According to a recent finding from Fox News, a top Russian official, Deputy Prime Minister Dmitry Rogozin, who was recently sanctioned by the United States Government over recent events in Ukraine, is part of a contracted firm who produces products for the U.S. Air Force. The company United Launch Alliance (ULA) has been providing the Pentagon with materials to construct secret spy satellites. Some worry that this connection could hold the contract hostage to the whims of Rogozin and Russia, essentially preventing production of the crucial satellite parts. ULA has said that the US Government typically buys the product two to three years in advance, which means the Pentagon may not need the materials anytime soon.

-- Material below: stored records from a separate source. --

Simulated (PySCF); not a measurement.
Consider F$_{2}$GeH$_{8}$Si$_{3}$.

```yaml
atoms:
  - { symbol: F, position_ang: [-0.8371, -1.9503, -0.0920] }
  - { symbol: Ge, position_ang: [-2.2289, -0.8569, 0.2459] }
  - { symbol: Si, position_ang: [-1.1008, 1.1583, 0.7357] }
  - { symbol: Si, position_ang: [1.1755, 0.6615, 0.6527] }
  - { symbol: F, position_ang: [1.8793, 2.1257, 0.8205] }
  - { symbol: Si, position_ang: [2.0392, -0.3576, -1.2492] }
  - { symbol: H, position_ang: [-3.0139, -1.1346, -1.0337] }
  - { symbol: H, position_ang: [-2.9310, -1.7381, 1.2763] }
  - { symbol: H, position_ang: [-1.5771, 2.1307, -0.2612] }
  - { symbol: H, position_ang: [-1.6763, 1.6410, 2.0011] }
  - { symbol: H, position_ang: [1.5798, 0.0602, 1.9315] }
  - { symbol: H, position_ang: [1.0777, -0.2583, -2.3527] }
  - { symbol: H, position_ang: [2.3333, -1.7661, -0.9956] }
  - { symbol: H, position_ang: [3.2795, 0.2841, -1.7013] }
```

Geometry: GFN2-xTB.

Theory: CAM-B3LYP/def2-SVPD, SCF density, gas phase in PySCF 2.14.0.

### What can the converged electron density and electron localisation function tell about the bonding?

A top Russian official sanctioned by President Obama in the wake of the Ukraine crisis is playing a key role in the Pentagon’s space program, and thereby continuing to benefit from a lucrative no-bid contract that the Department of Defense awarded earlier this year, Fox News has confirmed.
Dmitry Rogozin, deputy prime minister of the Russian Federation, was among the senior Kremlin officials targeted by the White House’s sanctions announcement of March 17. Included in Rogozin’s broad portfolio of duties, by virtue of a special order from Russian President Vladimir Putin issued two years ago, is oversight of the Russian space sector, in which capacity Rogozin supplies sophisticated hardware used in the Pentagon’s launches of satellites into space.
This past January, the U.S. Air Force awarded a “blockbuster” sole-source contract to a private-sector firm called United Launch Alliance (ULA), a joint venture of Lockheed Martin and Boeing, for the purchase of 36 of the rockets, or “booster cores,” that the Pentagon uses in its Delta IV and Atlas V space-launch systems. The contract was the most recent in a series that the Air Force has recently finalized with ULA, collectively valued at $2.5 billion.
ULA, however, does not manufacture the engines used in the Atlas V system; for that, the Boeing-Lockheed consortium turns to NPO Energomash, a majority Kremlin-owned company directly overseen by Rogozin. Energomash’s engines, specifically the RD-180 model, are fueled by kerosene and liquid oxygen, and fetch an estimated $15 to $20 million apiece.
“Even though Rogozin is on the sanction list,” a source with ties to the aerospace industry told Fox News in an email, “the U.S. continues to engage his space empire for Russian engines to put highly sensitive Pentagon satellites in space.”
Rogozin was one of 11 senior Russian officials named in President Obama’s first round of Ukraine-related sanctions. Last year the longtime Putin ally, a former Russian ambassador to NATO, announced an ambitious plan to consolidate Russia’s sprawling and under-performing space sector into a single state-controlled corporation.
Mark Jacobson, a senior fellow at the German Marshall Fund and former NATO official, agreed that the Pentagon’s contracting process for its space launches is “a problem over the medium to long term” for U.S. national security.
“The United States is going to have to find a way to diversify its ability to put heavy payloads into space,” he told Fox News.
“The single point of failure in this case is that we assume that the Russians will always provide these engines. What happens if they stop?”
Washington’s use of sanctions, Jacobson argued, is not only potentially undermined by the Pentagon’s continued steerage of business to the Rogozin empire, but in fact may serve to accelerate American dependence on the sanctioned official.